In Indiana, the Innovation Partners Institute at the Purdue Research Foundation — together with partners — is looking for new solutions to a familiar problem via the West Lafayette Smart Cities Challenge.
Purdue University in West Lafayette has about 50,000 students who descend on campus each fall. This means the population of the Midwest city doubles overnight. And that much growth over a few days’ time can spell trouble in terms of collisions between vehicles, pedestrians and people on other forms of transportation. This can be a recipe for injury or even death.
This problem is on the radar of Erin Easter, director of development with the city of West Lafayette. So, when the Purdue Research Foundation contacted the city about coming up with a plan that they as a community could research, she and her team were all ears.
They were connected with partner US Ignite, a high-tech nonprofit with a mission to accelerate the smart community movement. Its public-private partnership programs leverage advanced networking and data science to drive key outcomes for communities. Its work also enables new opportunities for wireless and IoT research designed to help narrow the gap between cutting-edge experimentation and scalable, real-world technology deployments.
“So once we started having the conversation with US Ignite, we came up with a lot of ideas about potential research projects. But the one that we kept coming back to was this idea of keeping all of our citizens — our students and our visitors — safe. Purdue has a number of successful athletic teams that draw a lot of people to the community. And we have a responsibility to them, just like we do with the rest of our citizens, to keep everyone safe while they’re here within our city.”
The takeaway of the meeting of minds was they needed to find technology-based solutions that would serve to reduce the number of vulnerable road user impacts so people on foot, bikes or scooters would be equally safe. In other words, it goes back to a key question: “What can we do with the tools that we already have, as a data point, to reduce those traffic conflicts?”
According to Easter, they’re partnering with Miovision — a developer of smart technology for cities — which has a beta test in the works involving a pedestrian detection system. Miovision’s technology helps cities sense and understand what’s happening at the intersection in real time.
“We have them at all of our major intersections surrounding the campus,” she said about this solution. “So, it’s a tool that’s ubiquitous, to help us get an idea of potential conflicts and how many times this happens during a day to set some kind of a program or solution, which is what we’re really looking for — to reduce that number of conflicts.”
Easter said they’re still seeking proposals from other parties. The West Lafayette Smart City Challenge welcomes proposals from any U.S. university-based faculty and/or student (graduate or undergraduate) teams; or U.S.-owned and -operated startups or businesses with fewer than 25 employees.

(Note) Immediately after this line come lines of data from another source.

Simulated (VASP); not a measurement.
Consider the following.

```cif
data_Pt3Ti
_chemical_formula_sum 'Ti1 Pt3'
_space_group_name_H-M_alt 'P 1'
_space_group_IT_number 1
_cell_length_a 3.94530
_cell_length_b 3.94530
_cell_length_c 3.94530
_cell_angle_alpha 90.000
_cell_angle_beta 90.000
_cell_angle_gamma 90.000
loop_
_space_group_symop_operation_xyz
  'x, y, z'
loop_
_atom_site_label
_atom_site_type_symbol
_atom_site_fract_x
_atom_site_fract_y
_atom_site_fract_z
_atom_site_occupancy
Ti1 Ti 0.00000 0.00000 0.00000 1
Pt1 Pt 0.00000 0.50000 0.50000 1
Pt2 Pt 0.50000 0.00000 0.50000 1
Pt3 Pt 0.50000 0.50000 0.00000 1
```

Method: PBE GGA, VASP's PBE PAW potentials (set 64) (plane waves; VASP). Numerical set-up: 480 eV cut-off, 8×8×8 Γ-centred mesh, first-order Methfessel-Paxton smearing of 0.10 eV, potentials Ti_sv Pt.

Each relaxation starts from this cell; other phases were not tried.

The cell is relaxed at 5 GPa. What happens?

“So, we opened the competition in September, and the first wave of selection happened at the end of the year,” she said. “We just finalized it on Jan. 3, and we have three teams who are moving forward, exploring how they might be able to use our city data to explore how we can keep our guests and our citizens safe.”
According to Easter, there was a great amount of interest from the community in the competition. They had nine proposals total, and three were selected.
“There’s a $15,000 kind of research incentive for them,” she said. “They can use it on materials and/or data — whatever they need to, to come up with a solution. And they will compete for the winning project in the spring. They’ll use this time to test their theories and come up with the process (based) on what the data is telling them, and then try to put it into practice to prove how their solution would benefit the city.”
For the third phase, one finalist will pilot its solution for the city of West Lafayette and gain access to potential investors and a one-year membership to NT Convergence.